- Biogen Inc BIIB are down 12 percent since January 4, and trading close to their 52-week low.
- Credit Suisse’s Alethia Young initiated coverage of the company with a Neutral rating and a price target of $322.
- More clarity is required on the company’s pipeline and base business growth rate before considering an investment in the stock, Young stated.
Analyst Alethia Young mentioned that Biogen’s shares were fairly volatile in 2015, largely driven by the pipeline results for LINGO and Alzheimer’s, slowing Tecfidera sales, concerns over generics and pricing in multiple sclerosis, and competition in the hemophilia franchise.
“Slowing base business combined with risky but potentially game-changing pipeline has led to multiple contraction of Biogen shares,” Young noted.
The analyst pointed out that Biogen’s base businesses continue to have headwinds and that the long-term business growth could be hit by competition from new regimes.

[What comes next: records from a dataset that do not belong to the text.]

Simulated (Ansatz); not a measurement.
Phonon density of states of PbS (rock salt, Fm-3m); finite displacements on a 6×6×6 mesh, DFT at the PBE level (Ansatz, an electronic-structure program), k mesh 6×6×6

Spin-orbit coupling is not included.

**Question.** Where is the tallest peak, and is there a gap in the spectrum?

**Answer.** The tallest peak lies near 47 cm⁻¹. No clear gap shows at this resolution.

Potential catalysts that could boost Biogen’s future performance include:
- Synergy MS study and anti-LINGO1 data in mid-2016
- BAN2401 top-line data in AD
- E2609 BACE safety look
- Solanezumab Phase 3 data in October 2016
- Adacanumab titration updates on the PRIME AD study.
Young said that Biogen’s long-term growth is risky, since it is “heavily weighted towards pipeline that we deem risky.” The company’s near-term pipeline opportunities include Ocrelizumab for MS and nusinersen for spinal muscular atrophy.